Consumer goods companies have been bumping up product prices to offset spiraling raw material and labor costs as well as the impact of a stronger dollar, although investors have raised concerns that higher prices might dent demand.

However, the company's price increases have not seen much of a push back from budget-conscious customers, who have otherwise reduced discretionary spending and curbed some grocery purchases as well.

The Trojan condom maker's overall average selling prices increased 2.1%, while its volumes increased 2.7% during the quarter.

Last week, toothpaste maker Colgate-Palmolive raised its annual sales and profit forecasts again, while Kleenex tissue maker Kimberly-Clark has also hiked its full-year profit expectations for a third time.

Church & Dwight said it expects full-year net sales to grow by 9% compared with its previous forecast of an 8% increase, but stuck to its forecast of a 6% growth in full-year adjusted profit.

"We are maintaining our full-year EPS outlook, with higher revenue and gross profits being offset by higher marketing and selling, general, and administrative (SG&A) dollars," CEO Matthew Farrell said in a statement.

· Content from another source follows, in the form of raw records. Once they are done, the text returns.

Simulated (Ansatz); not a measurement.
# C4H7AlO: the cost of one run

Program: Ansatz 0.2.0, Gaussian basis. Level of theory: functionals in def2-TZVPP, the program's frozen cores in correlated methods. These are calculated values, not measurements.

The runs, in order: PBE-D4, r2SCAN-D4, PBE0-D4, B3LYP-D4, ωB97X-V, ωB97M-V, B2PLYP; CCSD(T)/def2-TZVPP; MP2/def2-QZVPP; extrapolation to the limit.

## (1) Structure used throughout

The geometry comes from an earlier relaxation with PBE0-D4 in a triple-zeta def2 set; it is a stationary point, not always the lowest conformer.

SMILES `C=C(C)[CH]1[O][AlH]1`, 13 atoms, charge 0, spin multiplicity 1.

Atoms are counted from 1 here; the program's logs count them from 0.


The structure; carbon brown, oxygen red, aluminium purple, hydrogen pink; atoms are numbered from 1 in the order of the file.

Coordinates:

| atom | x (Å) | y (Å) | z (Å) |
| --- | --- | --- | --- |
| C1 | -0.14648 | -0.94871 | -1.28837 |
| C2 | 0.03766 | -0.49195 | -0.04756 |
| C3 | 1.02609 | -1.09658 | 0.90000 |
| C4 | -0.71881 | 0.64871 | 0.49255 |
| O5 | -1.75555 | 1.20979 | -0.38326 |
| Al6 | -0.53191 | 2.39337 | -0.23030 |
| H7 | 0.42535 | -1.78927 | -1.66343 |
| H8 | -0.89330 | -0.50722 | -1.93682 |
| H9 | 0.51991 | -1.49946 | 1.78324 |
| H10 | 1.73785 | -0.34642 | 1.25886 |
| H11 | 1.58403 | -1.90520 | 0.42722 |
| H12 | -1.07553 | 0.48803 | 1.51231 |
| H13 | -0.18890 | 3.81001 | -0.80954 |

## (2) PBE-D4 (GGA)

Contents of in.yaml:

For the reported quarter, Church & Dwight's marketing expenses rose by 19%, with the company projecting a "significant increase" in marketing spending in the current-quarter amid strong momentum. Its SG&A expenses jumped over 43%.

Its third-quarter revenue rose 10.5% to $1.46 billion, compared with the average analyst estimate of $1.43 billion, according to LSEG data.

The company's adjusted profit came in at 74 cents per share, beating the estimate of 69 cents.